Possible models for France-Ville—any ideas
1. France-Ville represents France in general, or French steel towns like Cresset – although French industrial paternalism dominated the larger industry
2. Royal saltworks at Arc-et-Semans
3. Hausmann’s vision of Paris
4. Classic literary utopias such as Thomas More
5. Palmanova of Italy
6. My favorite is a type of “tale of two cities” based on Alfred Krupp’s 1877 letter to his employees, comparing the struggle between socialism and paternal capitalism.
7. Robert Owen Welsh community and his American movement
8. The Rappites (or Harmony Society) towns of Harmony (Indiana) and Economy ( in Pennsylvania) -- that mixed health, work, religion and outside capitalism – they became the principal owner of the Pennsylvania railroad
9. Fourierist movement of the 1840s
10. Other 19th utopian and successful such a The Shakers, Zoarites, and Oneidas
11. other?
Dear Quentin,
I have just read Begum’s Millions (1879) and I have only a few observations to make regarding the possible model for France-ville.

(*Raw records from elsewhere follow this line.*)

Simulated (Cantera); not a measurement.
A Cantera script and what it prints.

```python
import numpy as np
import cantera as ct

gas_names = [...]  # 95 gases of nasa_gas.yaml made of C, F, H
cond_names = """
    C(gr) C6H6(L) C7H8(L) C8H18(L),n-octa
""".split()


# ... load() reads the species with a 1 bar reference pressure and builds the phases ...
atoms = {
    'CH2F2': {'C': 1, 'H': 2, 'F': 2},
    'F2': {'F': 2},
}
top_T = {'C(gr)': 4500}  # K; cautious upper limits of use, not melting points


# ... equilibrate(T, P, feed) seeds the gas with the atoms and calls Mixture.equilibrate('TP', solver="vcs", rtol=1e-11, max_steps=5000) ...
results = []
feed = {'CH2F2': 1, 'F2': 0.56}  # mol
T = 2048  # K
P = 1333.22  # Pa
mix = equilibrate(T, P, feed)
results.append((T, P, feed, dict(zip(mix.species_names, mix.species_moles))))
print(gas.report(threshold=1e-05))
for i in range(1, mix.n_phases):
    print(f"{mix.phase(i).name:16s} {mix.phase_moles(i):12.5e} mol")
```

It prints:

There are elements in France-ville which are repeated 16 years later in Verne’s Milliard City in A Floating Island (1895), and I know Milliard was definitely modelled on Birkenhead. I will post this assertion re Birkenhead as a separate thread as your question has opened it up and see whether this is all dismissed as ‘coincidence’ too.
Firstly, this sentence about France-ville regarding its layout from Begum’s millions.
“The plan of the town is essentially simple and regular, the roads crossing at right angles, at equal distances, of a uniform width, planted with trees and numbered.”
Jules Verne The Begum’s Millions (1879)
…is very similar to…
The city was built on a regular plan. The avenues and roads, provided with verandahs above the footways, crossed each other at right angles, forming a sort of chessboard.
It was remarkable that the trees, of recent planting, no doubt, were none of them fully grown. So, it was with the squares at the intersection of the chief arteries of the city, carpeted with lawns of freshness quite English.
Jules Verne A Floating Island (1895)
This is what I meant when I said about the ‘rhythmic pulse’ of Jules Verne, as he mentions in Begum’s Millions all of the following …. Liverpool / Birkenhead (where the planners of France-ville sailed from Liverpool), Gordon Bennett, The New York Herald, The American Civil War, telegraphic cables, ciphers, torpedoes (Maury’s sea mines). All these are included in Begum’s Millions and of course many other Verne novels.
The health of the inhabitants and planning of houses also has some similarities with Milliard perhaps suggesting a common model / group of models.
Just as a brief aside, another example of Verne ‘repeating himself’ in town planning is this…
The tall tower of the Town Hall, where look out men kept watch, dominated this collection of streets and avenues cutting each other at right angles, with green squares spreading out….. Certain streets had splendid shops, displaying goods from the whole world. Prominent amongst them was Montgomery Street, the local Regent Street, Boulevard des Italiens, or Broadway.
Jules Verne Description of San Francisco in Around the World in Eighty Days (1874)
Calistus Munbar said, “Here we are in Third Avenue, and there are thirty in the town. This is the most business one, it is our Broadway, our Regent Street, our Boulevard des Italiens. In the stores and bazaars, you find the superfluous and the necessary, all that can be asked for by the requirements of the modern comfort.
Jules Verne A Floating Island (1895)
Notice how Verne just rearranges the order of the three distinct streets Regent St, Boulevard des Italiens and Broadway. He knows he is copying himself, possibly from one of his 20,000 index cards!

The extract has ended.